Transfer of real property is documented through real estate notes and land contracts. These notes are also commonly referred to as seller carry back trust deeds and real estate receivables. Seller carry back references private financing provided by the property owner. This type of financing can be used when borrowers cannot obtain financing through a conventional lender.
Real estate notes and land contracts can be drafted by the note holder. However, it is strongly recommended to enlist the services of a real estate lawyer to ensure contracts are legally binding and contain legalese to cover both parties in the event of default.
Real estate receivables are valuable assets that can be exchanged or sold to other investors. It is crucial to be informed of various strategies that can maximize cash flow prior to executing legal contracts.
When sellers offer seller carry back financing they typically require a minimum down payment of 10-percent for residential properties and 20- to 30-percent for commercial real estate. Most sellers do not provide 100-percent financing. Instead, they carry back between 10- and 50-percent of the purchase price and buyers finance the balance through a mortgage lender.

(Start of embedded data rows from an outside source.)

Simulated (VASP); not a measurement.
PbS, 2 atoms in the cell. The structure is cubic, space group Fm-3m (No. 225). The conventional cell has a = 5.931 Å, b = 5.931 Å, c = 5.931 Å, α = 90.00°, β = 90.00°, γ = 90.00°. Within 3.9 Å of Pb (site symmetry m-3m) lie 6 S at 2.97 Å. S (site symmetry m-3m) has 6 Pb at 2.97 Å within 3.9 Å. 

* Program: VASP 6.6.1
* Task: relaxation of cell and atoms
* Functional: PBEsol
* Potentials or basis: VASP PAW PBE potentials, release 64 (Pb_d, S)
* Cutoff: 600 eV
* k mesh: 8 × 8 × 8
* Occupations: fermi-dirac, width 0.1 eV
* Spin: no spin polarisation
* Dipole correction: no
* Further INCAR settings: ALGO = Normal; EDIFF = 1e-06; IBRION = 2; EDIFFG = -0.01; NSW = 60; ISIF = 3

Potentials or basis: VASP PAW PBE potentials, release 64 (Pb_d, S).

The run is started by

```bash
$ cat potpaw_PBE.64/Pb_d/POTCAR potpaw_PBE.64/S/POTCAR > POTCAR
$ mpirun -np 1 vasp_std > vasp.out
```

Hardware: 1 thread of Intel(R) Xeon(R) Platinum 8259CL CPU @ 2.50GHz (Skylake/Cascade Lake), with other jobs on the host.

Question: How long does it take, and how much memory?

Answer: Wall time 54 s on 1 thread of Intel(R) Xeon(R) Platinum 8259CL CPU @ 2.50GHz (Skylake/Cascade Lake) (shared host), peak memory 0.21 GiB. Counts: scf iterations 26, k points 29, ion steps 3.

Seller carry back financing is intended for short term use and real estate contracts typically extend between two and five years, or up to seven years for commercial properties. Once the contract expires, buyers must refinance mortgages through a conventional lender. It is best to keep seller carry back terms as short as possible to minimize risk of default.
The majority of buyers that require seller carry back financing are credit challenged. Therefore, sellers must conduct a credit check to determine if entering into a financial agreement is the best option.
The common rule of thumb is the lower the FICO score, the higher the risk. However, the point of offering seller carry back mortgages is to help buyers rebuild or establish credit so they can eventually refinance through a bank. In order to protect realty assets, sellers should conduct a thorough credit check, obtain sufficient down payment, and execute an iron-clad real estate contract.
When entering into real estate notes and land contract agreements it is best to work with buyers whose FICO score is 620 or higher. Buyers with credit scores below 600 are generally at a higher risk for default than those with a credit score of 700 or more. If buyers can remain current with mortgage payments and other creditor debts, they can improve their FICO score and clear derogatory credit histories within a year or two.
Seller carry back real estate notes and land contracts can be sold to private investors. Sellers who plan to sell notes should strive to work with buyers whose credit history falls into the low- to medium-risk category. Although real estate notes can be sold when buyers possess low FICO scores, investors offer less money to purchase the note.
Another important consideration of providing seller carry back financing for real estate notes and land contracts is sellers must comply with state usury laws. Sellers are required by law to assess lower interest rates than mortgage lenders. Usury laws regulate the amount of interest that can charged through private financing. Violation of usury laws is a criminal offense and punishable by jail time.